Meeting new people can be intimidating. Jumping into a four week study abroad program with only four other students, knowing you’ll be spending almost every minute of the day with them is even more overwhelming. One of my biggest worries while preparing for my time in Artena had been making friends. I constantly asked myself: Will I come out of my shell enough to fit in with the group? Will I be the only architecture major? Will I be the only one who does not speak Italian? I was trying to look on the bright side of meeting a new, diverse group of people, but at the same time, could not help but run unfortunate scenarios through my head.
We are a very different group of people, coming from a variety of places in the U.S, schools, majors, interests, and ideas. I am in fact the only architecture major, but only two others are archeology majors, as well as one environmental science, and one linguistics major. Only one of us speaks Italian. This range in backgrounds has created an atmosphere in which we are always learning new things from each other. We have endless questions to ask each other and things to talk about. The fact that we eat every meal together, work together, and live together has brought us close together, and allowed us to get to know each other in multiple capacities over a short period of time.

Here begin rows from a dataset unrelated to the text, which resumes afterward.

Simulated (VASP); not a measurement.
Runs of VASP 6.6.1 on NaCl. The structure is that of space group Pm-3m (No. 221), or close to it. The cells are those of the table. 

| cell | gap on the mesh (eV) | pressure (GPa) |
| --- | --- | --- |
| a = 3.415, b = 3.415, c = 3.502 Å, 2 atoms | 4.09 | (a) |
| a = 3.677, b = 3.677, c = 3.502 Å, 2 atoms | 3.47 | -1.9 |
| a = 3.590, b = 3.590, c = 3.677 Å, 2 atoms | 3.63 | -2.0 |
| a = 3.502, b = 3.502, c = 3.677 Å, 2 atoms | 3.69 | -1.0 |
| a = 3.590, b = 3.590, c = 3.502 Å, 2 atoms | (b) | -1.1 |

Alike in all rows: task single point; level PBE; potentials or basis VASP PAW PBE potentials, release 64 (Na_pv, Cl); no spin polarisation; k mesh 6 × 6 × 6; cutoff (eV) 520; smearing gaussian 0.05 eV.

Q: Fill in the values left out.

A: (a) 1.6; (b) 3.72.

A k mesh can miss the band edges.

For the past four weeks we have been living in a local hotel at the very top of the hillside of Artena. It is family run with a restaurant full of home cooked meals. We know the staff well by now and joke around with them in a mix of very limited Italian and English. We all live in side-by-side rooms on the top floor with balconies that connect. We eat cornetti and drink cappuccini together at 6am, picnic lunch on site together, and enjoy a big group dinner at the hotel restaurant every night.
We work on site with each other for 5 hours each day, pick-axing, shoveling, scraping dirt, identifying patterns, and then we spend 2 hours in the afternoons to clean and inventory pot shards. We know each other’s work ethics, strengths, weaknesses, and interests when it comes to the site. As if we couldn’t get enough of each other, we also spend all of our free time reading, talking, and hanging out together and our coveted weekends traveling together.
In terms of the academics of the Artena program, if we had all known each other already or come from the same academic background, we would all have a more narrow view of the information and findings of the excavation. The more perspectives we have, the more we have to teach and learn from each other, and that’s what we’re really here to do. We’re here to learn and gain experience that is unattainable from a typical classroom. Learning from my peers has been one of the most valuable parts of this entire experience, and looking at the site through their lenses, combined with my own perspective, has helped me glean a more sophisticated and complete story from the artifacts and structures of the Piano della Civita. This also applies to our relationships with each other and perspectives of the world in general. I have learned so much about the world by spending time with these friends, and hope to continue to look at the world through different lenses as I wrap up my time in Artena and head back to the United States.